Every two years, Lincoln Highway Heritage Corridor Executive Director Olga Herbert loads a rented U-Haul truck with silkscreened signs and wooden posts, and heads out with a few volunteers to maintain or replace signs along a six-county, 200-mile section of the historic route that have become worn, damaged or gone missing.
The oblong signs feature red and blue bands and a central “L,” beneath a portrait of Abraham Lincoln, and are meant to suggest the similarly styled cement markers that were placed along the Lincoln Highway in 1928. In 2001, with the help of a federal grant, the heritage organization began installing 175 of the signs, which carry on the same function as the older markers. They serve as guideposts for motorists who want to explore America’s first trans-continental roadway, connecting New York City and San Francisco.
“We put them on the original alignment of the Lincoln Highway,” Herbert said of the signs. “Just by having those signs out there, it raises awareness. There are people who live on the Lincoln Highway who don’t know any of the significance of the highway.”
In much of Pennsylvania, the Lincoln Highway follows Route 30, but there are sections where the original and modern roads diverge. Just west of Ligonier, in the vicinity of the Gray Goose Lakeside Restaurant, Herbert noted, the historic highway alignment can be seen to the right of the westbound lanes of Route 30. “Right along the lake, that’s the Lincoln Highway,” she said.
Individuals and groups, like the Norwin Historical Society, have adopted many of the heritage corridor’s modern signs and help keep each intact through a biennial contribution of $50.
“We’re ordering new signs all the time,” Herbert said, noting vehicle collisions take out some of them. “Sometimes a sign is moved because PennDOT is making a change in the road,” she added.
Interest has grown in recent years in also preserving the 1928 markers, which feature blue-tinted arrows that pointed drivers in the correct direction to continue on the Lincoln route. But there aren’t too many of those original markers remaining at the spots where they were placed 90 years ago — about one every mile — by the Lincoln Highway Association, a group that promoted use of the route.
The markers were an improvement over less uniformly placed Lincoln Highway logos on telephone poles and barns.

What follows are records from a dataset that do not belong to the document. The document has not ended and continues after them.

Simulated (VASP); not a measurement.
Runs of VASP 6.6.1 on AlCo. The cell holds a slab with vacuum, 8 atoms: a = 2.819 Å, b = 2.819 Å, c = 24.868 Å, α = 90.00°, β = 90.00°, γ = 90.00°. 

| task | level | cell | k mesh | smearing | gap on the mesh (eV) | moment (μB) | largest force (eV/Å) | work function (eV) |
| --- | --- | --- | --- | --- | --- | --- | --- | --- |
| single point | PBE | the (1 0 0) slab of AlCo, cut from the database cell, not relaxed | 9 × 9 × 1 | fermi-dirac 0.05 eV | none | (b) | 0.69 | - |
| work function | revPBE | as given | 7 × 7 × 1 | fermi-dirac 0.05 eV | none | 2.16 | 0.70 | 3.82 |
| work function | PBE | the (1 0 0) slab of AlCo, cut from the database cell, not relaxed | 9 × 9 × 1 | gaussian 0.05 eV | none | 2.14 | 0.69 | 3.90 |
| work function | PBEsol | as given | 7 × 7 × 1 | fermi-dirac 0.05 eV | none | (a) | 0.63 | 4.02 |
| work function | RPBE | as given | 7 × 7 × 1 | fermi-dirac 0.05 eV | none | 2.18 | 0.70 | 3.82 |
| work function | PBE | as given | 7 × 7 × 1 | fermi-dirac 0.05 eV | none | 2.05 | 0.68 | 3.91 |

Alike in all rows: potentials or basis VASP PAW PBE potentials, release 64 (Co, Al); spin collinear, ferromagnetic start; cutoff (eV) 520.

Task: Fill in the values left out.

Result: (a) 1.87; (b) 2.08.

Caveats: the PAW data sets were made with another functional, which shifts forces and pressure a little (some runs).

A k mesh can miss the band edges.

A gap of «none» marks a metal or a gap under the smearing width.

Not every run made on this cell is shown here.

About a decade ago, Herbert and her family salvaged a cement marker that municipal workers were removing from along Arnold Palmer Drive, near Route 981 in Unity. The damaged, 6-foot-tall marker, which was waist-high when sunk in the ground, is displayed in the heritage corridor’s Lincoln Highway Experience museum along the eastbound lanes of Route 30, just before Route 217.
When Herbert and her husband went to retrieve the heavy marker, which is reinforced with steel rebar, she recalled, “We couldn’t budge it. We had to wait until our two sons came home from college.”
Brian A. Butko, director of publications at the Senator John Heinz History Center in Pittsburgh and author of several books about the Lincoln Highway, noted there were only 23 of the cement markers remaining close to their original locations in 1996, when he published his “Pennsylvania Traveler’s Guide to the Lincoln Highway.”
Just two can be found in Westmoreland County — outside the Ligonier Town Hall and along Arnold Palmer Drive west of Youngstown. The sole original marker in Allegheny County, according to Butko, stands at Ardmore and Yost boulevards in Forest Hills.
“There are still a lot of locals and street departments who have no idea of (the markers’) significance,” he said. “Unfortunately, those markers are often destroyed or end up on eBay.”
Many markers, including the one on view at the Lincoln Highway Experience, are missing the bronze medallion at the top that depicted the 16th U.S. president.
Pennsylvania’s chapter of a new version of the Lincoln Highway Association has made an effort in the past few years to ensure remaining cement markers aren’t forgotten.
Jeff Stonesifer of Gettysburg, director of the state chapter, has been hands-on in placing election-style signs next to the cement markers to point out their significance to the uninitiated and to solicit interest in the chapter and its goal of celebrating the historic Lincoln Highway route.
“I like to try to keep the history in view,” Stonesifer said. “It’s just a fun hobby.”
In the case of the cement marker near Youngstown and another farther east in Stoystown, Somerset County, Stonesifer said, “They were on private property and the landowners didn’t know what they were.”
But, he said, the owners allowed the association to install the adjacent new signs and agreed to mow around them.
“It’s heartwarming to see so many people taking care of their local markers, especially since about 95 percent of the originals are now gone,” said Butko, who was a founding director of the new Lincoln Highway Association before shifting his focus to publications.
“Reproduction markers may outnumber the originals by now,” he noted.
Stonesifer’s chapter placed one of its signs next to a reproduction marker at the parking lot of Barnhart Funeral Home, along East Pittsburgh Street in Greensburg.
The recreated marker stands across the street from where the original once stood, according to funeral director Mark Barnhart. He noted late Greensburg resident Wilbur “Wib” Albright, a local history and Lincoln Highway buff, was the driving force behind that effort, along with his wife, Margaret.
“He installed it and he set up a dedication ceremony that we had,” in October 1997, Barnhart noted. “Every once in a while someone will pull in the parking lot who is traveling the Lincoln Highway.”
Barnhart, who is a member of the Lincoln Highway Association, took the group’s sign inside for the winter after somebody moved it. He plans to display it once more when mild weather returns.
“Raising awareness is the best method for saving the original (Lincoln Highway) roadway and the old buildings and businesses along it,” Butko said. “The costs of preservation may seem daunting, but there is far more value in saving cultural artifacts, both from a business standpoint and for quality of life.
“Tourists, both local and from around the world, visit an area to see and experience its history, not to see the same chain stores they can find at home.”